What is Marouane Fellaini? How can one best define him? Footballers tend to follow either one template or another with individual variations, but the Premier League has never witnessed a player quite like the Belgium international before.
He does things that I previously thought unimaginable – controlling the ball perfectly with his chest while leaping a good few feet into the air being one of them. Another being flicking the ball on, equally as flawlessly, with his hair alone. And yet for every strength Fellaini appears to possess – the ability to regularly find the net, an imposing 6 foot 4 frame, rugged aerial ability – there is equally a juxtaposing flaw.

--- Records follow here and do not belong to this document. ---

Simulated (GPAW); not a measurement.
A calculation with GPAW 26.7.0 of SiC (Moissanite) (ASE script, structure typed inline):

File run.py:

Upon bringing him to Old Trafford, David Moyes apparently saw the 26 year-old as Manchester United’s new No.8, a box-to-box, goalscoring midfielder of the Frank Lampard mould. Fellaini doesn’t have quite enough mobility for that, or the intelligence on the ball.
Rather, his best displays at Everton were sitting behind the striker, a role that saw the Belgian lankster claim eleven goals and five assists during his ultimate campaign at Goodison. Yet to describe Fellaini as a genuine No.10 feels almost insulting to the other attacking midfielders in the Premier League. Moving away from its scoring and providing roots slightly, in the English top flight at least, that role has become more about retaining possession and producing the quality to unlock opposition defences – something which, in a traditional sense, the Manchester United midfielder is not capable of.
Alternatively, his gangly limbs and 6 foot 4 frame suggest a midfield anchor – a position he took up for the Toffees on select occasions against high quality opposition. But once again, Fellaini lacks vital attributes for the play-breaking role, most notably discipline, consistency on the ball and positional awareness. In that role, he’s little more than an exceptionally large human shield for the back four; there’s a lot of hustle and bustle, but no genuine thought process to his actions.
So what is Fellaini? Or is it time to agree that as a footballer, although possessing certain unique strengths, he remains fatally flawed?
Well, perhaps he is in fact a misunderstood genius, breaking the mould of the beautiful game’s conventional understandings. Perhaps he is the English top flight’s first anti-10; unlike his many diminutive Premier League counterparts, such as David Silva, Juan Mata, Oscar and Philippe Coutinho to name a few, who rely upon their technical qualities and invention, Fellaini has the same effect but with a battering ram approach – asserting his menacing physicality onto the opposition to subsequently create space and opportunities for his team-mates.
A comparison with Emile Heskey comes to mind, England’s ‘enabler’ that occupied defenders, with lukewarm effect, for Michael Owen to earn the plaudits. But Fellaini is undoubtedly of a higher standard, regardless of his tribulations last season.
What the Belgium international needs most is appreciation, a manager who can facilitate for his subliminal genius. Perhaps vulgar and unorthodox in style, but unquestionably his best position remains between the attack and midfield. Rather than the imposing defensive midfielder he’s often been billed as in England, whilst a youngster in the Anderlecht youth system, Fellaini often netted in excess of 20 goals per season.
Of course, the prevailing dilemma is that accepting Fellaini as your no.10 obliges a certain kind of philosophy. To say attritional would unjustifiably suggest a sinister brand of football, but to get the best out of the 6 foot 4 monolith he must be served by a direct style of play that allows him to physically compete with opposing defenders.
But Manchester United, and the vast majority of clubs regularly involved in European football, aren’t interested in that kind of thing, and admittedly, to pin your entire attacking hopes on – or at least strongly centralise them around – Fellaini seems like a rather risky strategy. The Red Devils particularly already have a wealth of No.10s, something Louis van Gaal has recently complained about. He tallies the squad as having four – Wayne Rooney, Juan Mata, Shinji Kagawa and Adnan Januzaj – and that’s not even including the Belgian beast.
Indeed, for Fellaini’s accidental genius and uniqueness to be truly understood, a move away from Old Trafford this summer is essential. But perhaps in that context, he is a genius flawed. Although he verges upon indefinable in his complexity, as if there is in fact no complexity at all, as a footballer, as the Premier League’s original anti-10, there will always be a glass ceiling above him.
Perhaps over the course of the next few decades, as football continues to evolve into new directions, we will come to realise that the Manchester United misfit was in fact a revolutionary, unfortunately before his time.